Solve the differential equation: e^(2y) * (dy/dx) + tan(x) = 0, given that y = 0 when x = 0. Give your answer in the form y = f(x).
This is a question taken from a core 4 paper and is a typical example of a differential equation question.
The first thing to notice about this equation is that it is "separable", meaning we can rearrange it to get
e^(2y) dy = - tan(x) dx
Now we can solve this by integrating both sides. We know how to integrate the left hand side, and we get (1/2)e^(2y), but how can we integrate -tan(x)?

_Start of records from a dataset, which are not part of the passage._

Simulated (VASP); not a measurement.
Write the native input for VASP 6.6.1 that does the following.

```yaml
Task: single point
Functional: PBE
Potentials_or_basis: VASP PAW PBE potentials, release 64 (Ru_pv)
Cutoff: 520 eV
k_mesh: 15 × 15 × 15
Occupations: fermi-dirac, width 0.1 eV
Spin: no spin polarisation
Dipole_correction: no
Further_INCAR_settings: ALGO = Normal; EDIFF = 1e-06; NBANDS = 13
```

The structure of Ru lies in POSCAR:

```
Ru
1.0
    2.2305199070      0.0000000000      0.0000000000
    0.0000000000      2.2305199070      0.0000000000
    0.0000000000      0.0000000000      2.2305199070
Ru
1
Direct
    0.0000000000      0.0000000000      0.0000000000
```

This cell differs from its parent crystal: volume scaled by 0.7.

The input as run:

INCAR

To see how we can do this, we write
-tan(x) = -sin(x) / cos(x)
Then, we realise that the numerator is the derivative of the denominator, and so integrating -tan(x) gives ln(|cos(x)|) + C, where C is the constant of integration.
So, we now have that
(1/2)e^(2y) = ln(|cos(x)|) + C
Now we apply the condition that y(x=0) = 0, giving
1/2 = C
Subbing this in, we have
(1/2)e^(2y) = ln(|cos(x)|) + 1/2
Therefore
e^(2y) = 2ln(|cos(x)|) + 1
The question asked for the answer to be written in the form y = f(x), and so we need to get the y out of the exponent, which we can do by taking ln of both sides to give
2y = ln( 1 + 2ln(|cos(x)|) )
And so the final answer is
y = (1/2) ln( 1 + 2ln(|cos(x)|) )